Each year, companies develop other uses for the internet, which as replaced many older means of telecommunications. Gone are the old modems, dial-up circuits, and leased lines. VPN via the Internet has replaced many dedicated communication circuits, as Internet Service Providers (ISP’s) have taken on a greater role. Service Level Agreements (SLA’s) have become second nature where a company is guaranteed a predefined level of service (quality) relative to their data circuit operation. At this point in time, the Internet is evolving again, noted as Internet 2.0. Software as a Service (SaS) is becoming a new business model for developing business applications. SaS allows a company to use application software located on a separate computer across the Internet, to support their business. It is less costly than “buying” the software, as you only pay for the time it is being used. Also, having this as parts of your disaster recover and backup planning can also simplify your business processes.

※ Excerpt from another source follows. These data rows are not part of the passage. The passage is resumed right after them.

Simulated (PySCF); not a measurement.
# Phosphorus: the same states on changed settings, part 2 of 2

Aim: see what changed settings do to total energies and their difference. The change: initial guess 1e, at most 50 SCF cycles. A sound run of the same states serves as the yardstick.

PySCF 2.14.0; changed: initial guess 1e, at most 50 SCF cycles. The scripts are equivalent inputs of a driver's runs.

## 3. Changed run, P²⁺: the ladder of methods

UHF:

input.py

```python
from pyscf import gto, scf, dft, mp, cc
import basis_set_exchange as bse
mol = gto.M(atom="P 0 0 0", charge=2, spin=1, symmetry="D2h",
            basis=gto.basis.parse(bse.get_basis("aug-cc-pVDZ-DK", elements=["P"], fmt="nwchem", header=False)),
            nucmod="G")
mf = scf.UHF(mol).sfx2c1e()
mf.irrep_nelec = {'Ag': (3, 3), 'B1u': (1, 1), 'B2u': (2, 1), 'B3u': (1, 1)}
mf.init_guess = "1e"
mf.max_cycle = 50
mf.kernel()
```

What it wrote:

In 1964 Gordon Moore, of Fairchild Semiconductor Corporation in the United States, predicted that the number of transistors that could be fabricated on a processor chip would double every year. Known as “Moore’s law”, this roughly holds true (actually about every two years). It is unknown where or how the Internet will eventually evolve. However, many of us have not known this medium until we joined the working force. Now our children are exposed to this in school, any many know more about its operation and usefulness than many adults. What will it look like to our grandchildren?